Well, congratulate me. I’m now an official Euler blockhead. Technically, I’m a Euler Level 2 Cube, but blockhead seems more appropriate ;-) since a Cube is 50 problems below a Level 3 *Novice* octohedron.

Euler Problem 52 put me over the top, with 50+ problems solved. Problem 52 asks:

‘contain exactly the same digits, but in a different order.

‘

‘Find the smallest positive integer, x, such that 2x, 3x, 4x, 5x,

‘and 6x, contain the same digits.

Absolute brute force. Little imagination. Going for that blockhead gusto. 4.9 seconds on my MacBook Pro running Parallels. I got tired of the Mac Excel VBE is a big way. It’s stuck at VBA5, and things like SmartIndenter don’t work there. Anyway, here’s my code:

Dim i As Variant

Dim SAT As Boolean

Dim Answer As String

Dim T As Single

Dim TEMP As Variant

T = Timer

SAT = False

i = 1

Do

TEMP = SortString(i)

If TEMP = SortString(i * 2) Then

If TEMP = SortString(i * 3) Then

If TEMP = SortString(i * 4) Then

If TEMP = SortString(i * 5) Then

If TEMP = SortString(i * 6) Then

SAT = True

Answer = i

End If

End If

End If

End If

End If

i = i + 1

Loop Until SAT

Debug.Print Answer; ” Time:”; Timer – T

End Sub

Here’s my SortString() function, which may show *some* imagination, and gets used again. It places alphanumerics in order. I use it as above to see if strings have the same content, but in a different order.

Dim i As Long

Dim j As Long

Dim TEMP As String * 1

j = 1

For i = Len(str) – 1 To 1 Step -1

str = Left(str, 2 * j – 1) & Chr(32) & Right(str, i)

j = j + 1

Next i

str = Split(str)

For i = LBound(str) To UBound(str) – 1

For j = i + 1 To UBound(str)

If str(i) > str(j) Then

TEMP = str(j)

str(j) = str(i)

str(i) = TEMP

End If

Next j

Next i

For i = LBound(str) To UBound(str)

SortString = SortString & str(i)

Next i

End Function

No grief about the bubble sort now ;-) . These strings are a dozen or so characters long…

…mrt

Change this line

i = 150000

and see what you get. There has to be a clue in there for a shortcut.
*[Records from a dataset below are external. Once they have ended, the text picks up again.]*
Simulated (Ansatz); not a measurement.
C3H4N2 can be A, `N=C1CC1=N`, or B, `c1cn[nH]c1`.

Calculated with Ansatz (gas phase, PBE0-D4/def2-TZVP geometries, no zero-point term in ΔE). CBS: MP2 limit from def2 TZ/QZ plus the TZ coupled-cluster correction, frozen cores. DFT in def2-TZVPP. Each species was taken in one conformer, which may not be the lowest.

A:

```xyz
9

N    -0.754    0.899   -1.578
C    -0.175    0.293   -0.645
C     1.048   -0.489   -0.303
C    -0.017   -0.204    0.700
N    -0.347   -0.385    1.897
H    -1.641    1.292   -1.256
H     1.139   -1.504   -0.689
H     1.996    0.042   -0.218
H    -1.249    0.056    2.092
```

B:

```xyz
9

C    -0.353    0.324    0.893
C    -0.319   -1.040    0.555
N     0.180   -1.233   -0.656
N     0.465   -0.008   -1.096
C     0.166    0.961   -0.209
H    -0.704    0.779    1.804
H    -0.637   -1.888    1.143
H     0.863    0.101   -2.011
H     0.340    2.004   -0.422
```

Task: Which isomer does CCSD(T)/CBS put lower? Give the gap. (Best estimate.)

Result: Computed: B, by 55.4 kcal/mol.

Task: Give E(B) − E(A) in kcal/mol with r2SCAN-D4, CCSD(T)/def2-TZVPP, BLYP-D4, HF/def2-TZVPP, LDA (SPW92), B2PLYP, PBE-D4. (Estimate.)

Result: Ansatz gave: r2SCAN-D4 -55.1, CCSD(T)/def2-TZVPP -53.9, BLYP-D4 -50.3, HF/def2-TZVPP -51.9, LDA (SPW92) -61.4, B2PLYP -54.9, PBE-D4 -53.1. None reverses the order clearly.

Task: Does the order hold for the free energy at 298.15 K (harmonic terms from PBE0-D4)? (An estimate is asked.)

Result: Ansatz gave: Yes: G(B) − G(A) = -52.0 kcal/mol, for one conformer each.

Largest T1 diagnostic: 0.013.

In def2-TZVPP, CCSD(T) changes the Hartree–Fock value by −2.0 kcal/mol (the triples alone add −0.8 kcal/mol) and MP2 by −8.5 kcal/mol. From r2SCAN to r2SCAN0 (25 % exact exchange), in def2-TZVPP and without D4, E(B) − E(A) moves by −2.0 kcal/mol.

You don’t need to sort numerals within numbers. You only need to iterate through the numerals in the first number, deleting one matching numeral (if any found) in the second, then checking whether the second becomes “” upon completion.

Also, if x, 2x,…, 6x must all have the same number of places, then

(log(x) / log(10)) mod 1 .LT. log(1 + 1 / 3) / log(10)

so once x exceeds 133…33, you might as well increment directly as

x = 10 ^ Int(1 + log(x) / log(10)) + 1

Oops. Make that log(1 + 2 / 3) and 1.66…66.

Hi fzz –

That’s my IsPanDigital function. How’d you know? You must be looking over my shoulder ;-)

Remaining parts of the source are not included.